Movie Review 2007 #16: Three Days of the Condor

A forerunner of many modern spy movies and series, from Alias to the Bourne Identity, starring Robert Redford and directed by Sydney Pollack.


I vaguely remembering borrowing and reading the novel that this is based upon years ago.
The movie is surprisingly, scarily topical, even today.
Redford plays Joe Turner, who works for the American Literary Historical Society, a front operation for the CIA. A “reader”, he apparently reads everything and everything, looking for clues, ideas, and things of interest for the CIA. When he comes back from lunch one day to find the rest of the staff murdered, he goes on the run, not sure of who or what he can trust…
The archetypal paranoia conspiracy spy movie, Three Days of the Condor, aside from the 70’s visuals, has a modern feel with its pacing and continual movement of pieces on the board. There isn’t a lot of down time as Redford keeps on the movie, trying to figure out who killed his co-workers, and more importantly, just what is so important that they were worth being killed for.
Faye Dunaway plays a random woman who Redford kidnaps as a means of protection and sanctuary. I wasn’t that thrilled with her role as written, since she goes from suspicious and tied up to naked in an unbelievably short period of time, IMO. Much better are Max Von Sydow as an assassin, Cliff Robertson as a CIA bureaucrat and the great John Houseman as a senior CIA official .
The movie is firmly grounded in the 70’s and I did feel a little weird seeing scenes set in the World Trade Center, only a couple of years old when the movie came out. Still, the movie’s themes are timeless. I can see how many movies and TV shows since have borrowed from this movie, or, when they have faltered, they might have done better remembering the virtues of the movie.

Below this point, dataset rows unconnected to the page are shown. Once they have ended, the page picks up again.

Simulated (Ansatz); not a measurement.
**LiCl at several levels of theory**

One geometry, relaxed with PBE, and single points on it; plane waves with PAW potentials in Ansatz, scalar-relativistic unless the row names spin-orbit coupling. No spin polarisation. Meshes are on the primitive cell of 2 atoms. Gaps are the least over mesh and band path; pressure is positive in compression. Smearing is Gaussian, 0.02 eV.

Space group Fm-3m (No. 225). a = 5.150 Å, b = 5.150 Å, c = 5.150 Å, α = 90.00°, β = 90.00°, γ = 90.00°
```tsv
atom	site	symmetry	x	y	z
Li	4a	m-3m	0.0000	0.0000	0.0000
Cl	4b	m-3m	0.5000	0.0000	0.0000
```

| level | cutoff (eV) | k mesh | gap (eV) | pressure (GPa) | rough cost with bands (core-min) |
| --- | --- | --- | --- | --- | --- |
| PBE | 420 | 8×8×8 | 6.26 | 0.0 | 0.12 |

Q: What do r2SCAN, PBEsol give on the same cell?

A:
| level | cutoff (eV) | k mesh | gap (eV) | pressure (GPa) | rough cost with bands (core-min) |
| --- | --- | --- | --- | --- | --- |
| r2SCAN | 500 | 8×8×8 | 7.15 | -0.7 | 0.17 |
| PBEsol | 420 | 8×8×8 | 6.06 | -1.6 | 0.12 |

The ultimate reason for why Redford’s co-workers had to die is stunningly topical and appropriately cynical. Its a ambiguous ending to the movie, I suspect a remake would make things a little more clear cut.
Still, Redford does a great job as does the cast in general (aside from the unbelievability of Dunaway’s character). if you are interested in spy, conspiracy movies and the genre in general, you owe it to yourself to see this movie as one of the seminal movies of the genre.